I’ve been a little absent here this week. I’d expected to be going whole-hog over my spring break, recording daily blog posts and writing with Balzac-ian intensity. But that hasn’t been the case. The week away from school was cram-packed with life away from the writing table. That isn’t to say I didn’t get any writing work done, but much of it was tempered by my own responsibilities to family and home, by the events happening around the globe and the attention I devoted to them, and by the same battles I always go through when thinking about writing. Here are some writing related thoughts from the past week:
My third novel manuscript, The Aurora Project, starts with a great flood. I began the work right after the 2004 tsunami. I thought a lot about this during the week as I watched the unfolding story in Japan. As far as hopeful novels concerning the apocalypse, I still think I’ve written something I’ve not seen before. Four sections divided by two thousand years (about 200 hundred generations), each concerned with a different epoch of human renaissance. I was telling my wife about the structure of my new manuscript the other night and she asked me if “I was skipping two thousand years between any of the sections.” I said, “Apparently, people don’t like that sort of gaps in their stories, so I’m sticking to more traditional time structures.”
My first novel manuscript, Body of Water, might have salvageable sections. I was talking with Sarah Braunstein about her first novel, The Sweet Relief of Missing Children, and although I’ve long considered my first manuscript to be a failed practice novel, our conversation about her work compelled me to look again at my early attempt to write a story about a missing child. Although much of the manuscript is overwrought and abstract, I think with a good dose of scalpel work, it might be pared down to a trim, hard-hitting novella. And if that manuscript is salvageable, I think my second manuscript deserves another look, too. I’ve always believed Ghost Light is a novel that deserves a home, too.

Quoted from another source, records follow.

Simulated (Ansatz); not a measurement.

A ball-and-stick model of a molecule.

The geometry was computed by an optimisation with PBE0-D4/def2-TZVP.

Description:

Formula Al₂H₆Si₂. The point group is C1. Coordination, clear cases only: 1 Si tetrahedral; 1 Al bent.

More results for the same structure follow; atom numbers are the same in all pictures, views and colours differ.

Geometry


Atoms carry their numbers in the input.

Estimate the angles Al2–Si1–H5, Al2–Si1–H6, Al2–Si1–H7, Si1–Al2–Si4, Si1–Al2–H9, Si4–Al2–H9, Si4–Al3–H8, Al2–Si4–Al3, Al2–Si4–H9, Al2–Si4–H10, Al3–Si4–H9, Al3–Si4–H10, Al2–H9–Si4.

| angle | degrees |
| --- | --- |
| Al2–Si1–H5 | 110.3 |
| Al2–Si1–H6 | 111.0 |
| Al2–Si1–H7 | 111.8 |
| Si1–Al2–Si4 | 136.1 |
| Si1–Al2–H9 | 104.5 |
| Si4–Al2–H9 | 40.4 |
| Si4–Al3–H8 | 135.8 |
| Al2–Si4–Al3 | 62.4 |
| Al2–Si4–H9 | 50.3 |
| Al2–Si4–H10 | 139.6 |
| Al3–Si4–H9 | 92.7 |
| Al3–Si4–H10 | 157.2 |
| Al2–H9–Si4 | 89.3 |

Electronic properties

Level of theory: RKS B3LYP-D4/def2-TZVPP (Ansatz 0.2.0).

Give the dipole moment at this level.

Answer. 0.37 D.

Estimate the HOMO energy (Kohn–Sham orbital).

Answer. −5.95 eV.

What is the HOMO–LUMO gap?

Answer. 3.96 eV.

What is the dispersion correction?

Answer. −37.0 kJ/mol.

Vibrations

The stories that I wrote over last summer are really coming together. They all need a bit of work, but I’m really enjoying the places those stories go. I’ve recorded some stories aloud recently and posted the videos online (both at YouTube and here on this website). I’ve recorded by older stories and the stories I wrote last summer, and I can tell the difference. My writing has improved dramatically. At this rate, by the time I’m eighty or so, I’ll really be killing it.
The zombie book is finally taking shape. I can’t speak of it too much for fear of writing away whatever mysterious generating core that is feeding the idea. But I’m trying to write, for once, something people might want to read. So I’ve got the zombies (although no one calls them zombies in my book) and I’ve got my characters and I’ve read up on plot (always my weak point) and I set out to write this page-turner type story. So far, I think it’s working, although I can see that I’m incapable of writing something strictly for page-turner-qualities alone. The plot moves, certainly, but I’m also the writer I am. I emailed an agent that once represented me and described the manuscript as a literary-zombie-thriller, which seems to be exactly what my brain in conjuring. I’ve been taking notes on the book and trying to imagine the characters for several months now. This week, I started putting some of this down on the page. I’ve started writing. My goal is to have a handwritten draft by the end of June, when my family and I are heading to London and France for quick European vacation. That way, for the rest of the summer, I’ll be able to type and revise and sell this darn thing. This is the book that will make me famous and get me enough money that I can buy my own private island, which has been my stated goal all along.
And that’s where my spring break went.